17 Great Indoor Games and Activities
Break out these fun and creative ideas when you're cooped up indoors.
When my family moved from snowy Massachusetts to sunny Austin, Texas, I breathed a sigh of relief. No more cold, wet days cooped up indoors with a restless toddler. I'd just open the back door, pour a Texas-sized glass of iced tea, and watch my daughter frolic in the sun. As luck would have it, we were hit with a freezing winter (yes, it actually snowed) and the rainiest summer in the history of Austin. Needless to say, it forced me to get pretty creative in terms of entertaining a young child. I can't take full credit -- some crafty moms and dads added their share of ideas too. Below is a roster of activities to delight toddlers and preschoolers. All you need are a few simple, inexpensive supplies.

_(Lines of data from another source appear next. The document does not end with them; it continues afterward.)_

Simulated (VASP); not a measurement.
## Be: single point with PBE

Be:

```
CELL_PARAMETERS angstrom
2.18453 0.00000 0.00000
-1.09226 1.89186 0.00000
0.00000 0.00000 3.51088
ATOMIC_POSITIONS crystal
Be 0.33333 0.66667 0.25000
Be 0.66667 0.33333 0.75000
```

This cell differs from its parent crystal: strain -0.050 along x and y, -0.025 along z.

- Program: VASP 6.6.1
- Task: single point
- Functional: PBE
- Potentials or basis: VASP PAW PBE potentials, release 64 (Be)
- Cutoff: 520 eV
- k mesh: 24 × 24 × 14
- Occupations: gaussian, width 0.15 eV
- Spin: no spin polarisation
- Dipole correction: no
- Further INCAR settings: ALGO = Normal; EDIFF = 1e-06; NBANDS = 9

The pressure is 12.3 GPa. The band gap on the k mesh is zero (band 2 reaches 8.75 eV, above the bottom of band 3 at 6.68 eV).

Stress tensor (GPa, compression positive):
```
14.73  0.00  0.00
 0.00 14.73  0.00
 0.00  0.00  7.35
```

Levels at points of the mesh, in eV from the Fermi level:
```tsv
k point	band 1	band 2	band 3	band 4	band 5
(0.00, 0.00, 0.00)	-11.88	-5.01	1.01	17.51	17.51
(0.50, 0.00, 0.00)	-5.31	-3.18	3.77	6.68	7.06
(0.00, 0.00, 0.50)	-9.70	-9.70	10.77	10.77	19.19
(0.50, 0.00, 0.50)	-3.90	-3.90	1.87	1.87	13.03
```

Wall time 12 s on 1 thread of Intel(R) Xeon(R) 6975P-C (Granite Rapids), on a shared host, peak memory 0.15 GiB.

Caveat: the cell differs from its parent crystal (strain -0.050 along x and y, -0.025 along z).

A bag of marshmallows and some thin pretzel sticks are all you need to build the perfect puffy pal, a 3-D house, or tepee. Your child simply skewers the marshmallows with the sticks to create his own masterpiece. Add to the fun by placing toy pigs or other animals in the house and challenging your child to be the big bad wolf and blow it down.
Improve your child's memory and help him learn who's who in your family tree with this photo game. Take nine family photos and arrange them into rows of three, then give your child nine playing cards or checkers pieces to serve as bingo chips. When someone calls out "Daddy" or "Grandma," your toddler covers the photo with the card. Whoever gets three in a row wins.
Even the most domestically challenged chef can pull off this sweet and simple project. Slice several thick cookies from a roll of refrigerated sugar-cookie dough. Gently flatten them a bit on a cookie sheet to widen them, bake, and cool for about 10 minutes. Next, your little Mario Batalis can decorate their pies with strawberry jam or red icing for sauce, shredded coconut for cheese, and red M&M's for pepperoni.
Haul out the craft supplies and set up a home Hallmark business. First your toddler creates the card with stickers, glitter, cut-out magazine photos, or whatever else he likes. Then you ask him what he wants to say to the recipient, and you write it inside. (I once received one of these from my then 2-year-old nephew that said, "Dear Aunt Isadora, I like to bite my piggy toy. Love, Jared." That was one card I never tossed.) The icing on the cake? When the weather clears up, let your child stamp the envelope and slide it into a nearby mailbox.